Arizona Real Estate Blog

by Jon Kichen

Lenders Suspending HELOC’s in Falling Markets
May 6th, 2009 at 8:25 pm   starstarstarstarstar      

 

 

It might come as a surprise to many homeowners when the letter arrives. They have good credit and a high FICO score, only to learn that their lender has suspended their Home Equity Line of Credit (HELOC). Even if the homeowner has no balance on their HELOC, many lenders have taken a broad-brush approach by looking at the overall market and not the individual owner's credit rating. This might affect the homeowners current or future plans to remodel the home, take a vacation or send a child to college. Lenders are concerned that as real estate prices fall in certain markets, many owners have a combination of the 1st mortgage and the HELOC which now exceed the value of the property. While a lender would always have the right to suspend a HELOC, many lenders have looked at a city, a zip code, a county or even an entire state, and have sent letters to owners telling them not to use the checks or debit cards that were provided when the HELOC was issued.

 

Lenders such as Bank of America has looked at zip codes through several market value programs and has sent letters to those owners who are in a market that has declined more than 10%. In addition, the guidelines for obtaining a new HELOC have changed. In prior times, most lenders allowed a 1st loan and a HELOC to reach 100% of the value of the property. When the owner obtains a 90% 1st loan, and a HELOC for 10% of the value, that would total 100% of the value. Now, many lenders will only allow HELOC's and the 1st loan not to exceed 80% of value. The lender wants the 20% “cushion” in case values of property fall.

 

The homeowner really has no recourse, as the lender includes language for suspension in the loan paperwork a seller signed.

 

So, be sure to read all letters and other communications from your lender, in case they send you such a letter.

 

Posted in Uncategorized by JON KICHEN
Justin Roths says:
May 8th, 2009 at 7:50 pm   starstarstarstarstar      
One more impact of a HELOC suspension that many people aren't aware of is how it can actually have a negative impact on ones credit.

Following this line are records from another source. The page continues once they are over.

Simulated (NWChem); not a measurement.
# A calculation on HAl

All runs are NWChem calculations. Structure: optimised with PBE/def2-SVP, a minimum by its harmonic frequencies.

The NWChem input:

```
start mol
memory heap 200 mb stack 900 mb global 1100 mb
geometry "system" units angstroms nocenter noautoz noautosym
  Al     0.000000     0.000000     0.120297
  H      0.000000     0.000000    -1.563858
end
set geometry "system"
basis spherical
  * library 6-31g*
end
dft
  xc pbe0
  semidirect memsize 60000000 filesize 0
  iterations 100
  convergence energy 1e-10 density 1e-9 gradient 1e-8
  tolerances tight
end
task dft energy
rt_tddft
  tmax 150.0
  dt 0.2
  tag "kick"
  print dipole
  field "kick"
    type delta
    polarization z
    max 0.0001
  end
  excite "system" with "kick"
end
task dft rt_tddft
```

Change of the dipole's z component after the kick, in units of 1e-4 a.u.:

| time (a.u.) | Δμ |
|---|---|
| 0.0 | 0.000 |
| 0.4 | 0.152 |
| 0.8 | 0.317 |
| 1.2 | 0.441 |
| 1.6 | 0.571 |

Take for example a HELOC for $100,000 that an owner has only borrowed or used $20,000 and had $80,000 in available funds to access. Credit reporting agencies view that sort of ratio favorably, because the credit line isn't maxed out ... it's only at 20% ... which makes the owner look responsible.

However when that same HELOC is suspended, the lender lowers the HELOC value to $20,000 right away (the amount borrowed) and begins reporting that to credit agencies. Now the same buyer who one day had a line of credit with a 20% balance owed, shows a line of credit maxed out at 100% which can impact that persons credit rating immediately.

This little dark side to the event of a HELOC suspension isn't widely known or understood, largely because credit reporting is such a mystery to most. But it's something that should be considered I think

Glad to see the BLOG is live Jon; keep up the great work with Desert Sage!